President Trump’s own FBI director has indicated that white supremacy-related domestic terrorism is on the rise. That rise has been frequently noted in the past few weeks, as Trump has been escalating his anti-immigrant rhetoric.
In an address Monday, Trump acknowledged the racial hatred apparently at play in the El Paso shooting by saying something he rarely does: “In one voice, our nation must condemn racism, bigotry and white supremacy.” He made no connection between those things and his own racially divisive rhetoric.
Most, but not all, Republican officials reacting over the weekend to two mass shootings are talking about everything else.
Here’s a sampling of high-profile Republican reactions over the weekend (more here):
Texas Lt. Gov. Dan Patrick: “We’ve always had guns. We’ve always had evil. But what’s changed where we see this rash of shooting? And I see a video game industry that teaches young people to kill."
Sen. John Cornyn of Texas: “Sadly, there are some issues, like homelessness and these shootings, where we simply don’t have all the answers.”
After Patrick said that a manifesto likely published online by the shooting suspect briefly cited “Call of Duty,” Fox News asked other lawmakers what they think of video games’ influence, and people such as House Minority Leader Kevin McCarthy (R-Calif.) channeled the blame in that direction.
“When you look at these photos of how it took place, you can see the actions within video games and others,” McCarthy said, adding that video games “dehumanize.”
That line of thought was particularly jarring for how much it overlooks in the broader debate. Video games may dehumanize, but pointing the finger at them gives an easy way out from acknowledging how Trump’s rhetoric dehumanizes its targets — most recently exemplified by his telling four minority congresswomen to “go back” and in describing Baltimore as “rat infested.”
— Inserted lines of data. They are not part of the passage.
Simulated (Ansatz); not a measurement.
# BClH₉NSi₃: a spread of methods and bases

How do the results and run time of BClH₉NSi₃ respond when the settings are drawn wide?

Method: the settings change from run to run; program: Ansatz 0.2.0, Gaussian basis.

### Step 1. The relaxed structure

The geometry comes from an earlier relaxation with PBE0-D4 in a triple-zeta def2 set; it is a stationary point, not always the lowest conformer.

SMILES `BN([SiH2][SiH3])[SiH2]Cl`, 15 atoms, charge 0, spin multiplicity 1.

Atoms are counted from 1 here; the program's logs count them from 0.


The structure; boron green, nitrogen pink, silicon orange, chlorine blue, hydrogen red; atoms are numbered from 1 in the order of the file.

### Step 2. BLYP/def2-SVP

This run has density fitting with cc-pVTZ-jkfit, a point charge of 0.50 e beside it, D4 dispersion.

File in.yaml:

“Donald Trump, dumping on immigrants all the time,” Leonard Zeskind, author of a history of the white nationalist movement, told The Washington Post’s Philip Rucker, “creates an atmosphere where some people interpret that to be an okay sign for violence against immigrants.”
A notable exception to this was Sen. Ted Cruz (R-Tex.), a son of a Cuban immigrant. Cruz spoke about the El Paso shooting in the context of racial hatred. But Cruz did not connect the dots, as many scholars are doing, to Trump.
Before Trump, talking about the motive of a mass shooter was something Republicans often preferred to do. Getting into a discussion of how the shooter might have twisted thoughts that made him use guns in a violent way steered the conversation away from gun control. Republicans want to do less of that now, at least if they want to remain elected officials in the Republican Party under Trump.
We’ve seen, very recently, how determined most Republicans are to avoid criticizing the president. I wrote this in July after his “go back” tweets, which most in the GOP were unwilling to label as racist: “It seems that most in the GOP have learned over the years that they have nothing to gain by speaking out against Trump, and plenty to lose — like their jobs.”
The list of Republican lawmakers who have openly and sharply spoken out against Trump’s rhetoric and are now retired is long — and growing longer by the day: former House speaker Paul D. Ryan, former senator Jeff Flake (Ariz.), former senator Bob Corker (Tenn.) and retiring Rep. Martha Roby of Alabama, to name a few.
Based on that, it’s not a great leap to think that many Republicans are avoiding having a full conversation about the rise of white supremacy, how Trump’s rhetoric has factored into that and how those things are tied into tragedies, so that they won’t get on the wrong side of Trump. The events of this weekend put that on display more clearly than anything else to date.